Timeplus is a converged platform which unifies streaming and historical data processing. What does it mean from a technical perspective? In this blog, we’ll dive into some of the internal architecture and design of the Timeplus core engine and how it combines these two worlds with what kind of common challenges. We’ll also share the technical foundations of the Timeplus core engine: streaming processing theories, database theories from academia, and industry practices in recent years.
The Foundations
The Timeplus core engine is technically a modern analytic DSMS (Database Stream Management System). There are quite a few academic works and recent years’ industry practices which have profound impacts to the Timeplus core engine’s system data model and query processing model.
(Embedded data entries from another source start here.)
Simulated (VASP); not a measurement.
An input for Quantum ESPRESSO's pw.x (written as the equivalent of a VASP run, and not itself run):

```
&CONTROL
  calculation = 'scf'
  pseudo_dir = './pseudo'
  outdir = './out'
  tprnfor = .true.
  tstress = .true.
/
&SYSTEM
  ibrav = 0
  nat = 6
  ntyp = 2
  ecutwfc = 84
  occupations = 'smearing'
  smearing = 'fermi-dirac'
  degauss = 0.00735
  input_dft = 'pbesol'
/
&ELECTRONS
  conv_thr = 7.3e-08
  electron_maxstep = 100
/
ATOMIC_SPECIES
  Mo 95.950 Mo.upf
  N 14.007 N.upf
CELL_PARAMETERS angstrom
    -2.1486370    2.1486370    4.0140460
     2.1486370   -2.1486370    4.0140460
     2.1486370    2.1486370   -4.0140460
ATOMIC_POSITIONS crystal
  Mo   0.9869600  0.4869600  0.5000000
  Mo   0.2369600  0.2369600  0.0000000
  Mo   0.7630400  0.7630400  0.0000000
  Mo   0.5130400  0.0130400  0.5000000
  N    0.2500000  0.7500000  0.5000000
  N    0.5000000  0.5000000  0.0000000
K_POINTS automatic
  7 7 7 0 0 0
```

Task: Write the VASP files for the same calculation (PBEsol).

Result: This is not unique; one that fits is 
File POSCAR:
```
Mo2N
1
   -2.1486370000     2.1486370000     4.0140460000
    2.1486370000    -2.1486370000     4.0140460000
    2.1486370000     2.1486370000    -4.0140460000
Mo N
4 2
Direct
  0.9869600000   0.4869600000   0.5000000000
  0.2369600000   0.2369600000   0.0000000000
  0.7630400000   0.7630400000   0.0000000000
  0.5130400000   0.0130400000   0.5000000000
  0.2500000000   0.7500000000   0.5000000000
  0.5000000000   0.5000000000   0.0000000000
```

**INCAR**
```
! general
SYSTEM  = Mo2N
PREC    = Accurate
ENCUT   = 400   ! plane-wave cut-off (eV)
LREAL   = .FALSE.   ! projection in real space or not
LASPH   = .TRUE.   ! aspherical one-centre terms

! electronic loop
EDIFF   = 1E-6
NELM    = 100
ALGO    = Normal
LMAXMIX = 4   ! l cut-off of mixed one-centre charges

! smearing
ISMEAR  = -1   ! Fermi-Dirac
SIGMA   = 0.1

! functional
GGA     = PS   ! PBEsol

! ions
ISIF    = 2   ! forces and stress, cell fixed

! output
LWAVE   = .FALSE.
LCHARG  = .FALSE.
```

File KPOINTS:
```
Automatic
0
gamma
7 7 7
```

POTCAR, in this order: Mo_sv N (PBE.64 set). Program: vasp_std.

As far as we can tell, “streaming processing database” was explored back to 30 years ago in Tapestry : Continuous Queries over Append-only Databases [TAPESTRY-1992] paper to tackle the common scaled query processing (lots of concurrent query) and query latency challenges in traditional databases. The Tapestry paper explores SQL semantics over continuous incremental query processing. The fundamentals presented still apply to every modern streaming processing database via SQL interface. In the 2000s, around 10 years later, there are three important academic works: STREAM: The Stanford Data Stream Management System[STREAM-2003], Aurora: A new model and architecture for data stream management[AURORA-2003] and later the second generation of Aurora The Design of the Borealis Stream Processing Engine[BOREALIS-2005]. The data model of the Timeplus core engine is an extension of them, and we will cover it in detail in a later section. These three works almost also conclude the first generation of streaming processing if we would like to draw a milestone timeline and their system data model is relational and most of them are academic PoC systems.
The second generation of streaming processing roughly started a decade later with Google MillWheel [MILLWHEEL-2013], Spark Streaming [SPARK-STREAM-2013] Storm @Twitter [STORM-2014], Flink [FINK-2015], Trill [TRILL-2015] and more recent Kafka Streams [KAFKA-STREAM-2018]. Although most of the fundamental problems remain the same, there are lots of big improvements regarding out-of-order data handling, query state management, query processing guarantees and scalability. The second generation is highly impacted by the Map Reduce paper [MAP-REDUCE-2004] from our perspective. Most of them are data processing pipeline based and like the Map Reduce framework, they require users to implement code and get the code deployed to the system and run. Their data model and processing model drift away from regular databases as these systems usually don’t require a specific schema nor interact with SQL (at least initially). The Timeplus core engine adopts MillWheel’s / Flink’s watermark strategies to handle out of order events in the high level. Flink’s query state checkpoint algorithm [DIST-SNAPSHOT-1985] influences the state management functionality of the core engine as well.
Like Streaming Processing industry practitioner / expert Tyler Akidau presented in his keynote in DEBS: Open Problems in Streaming Processing: A Call To Action [TYLER-DEBS-2019], we are reaching another turning point to re-think / re-innovate (interesting enough, it is another decade later since Google MillWheel paper):
Can we make streaming processing more accessible and more economical to users?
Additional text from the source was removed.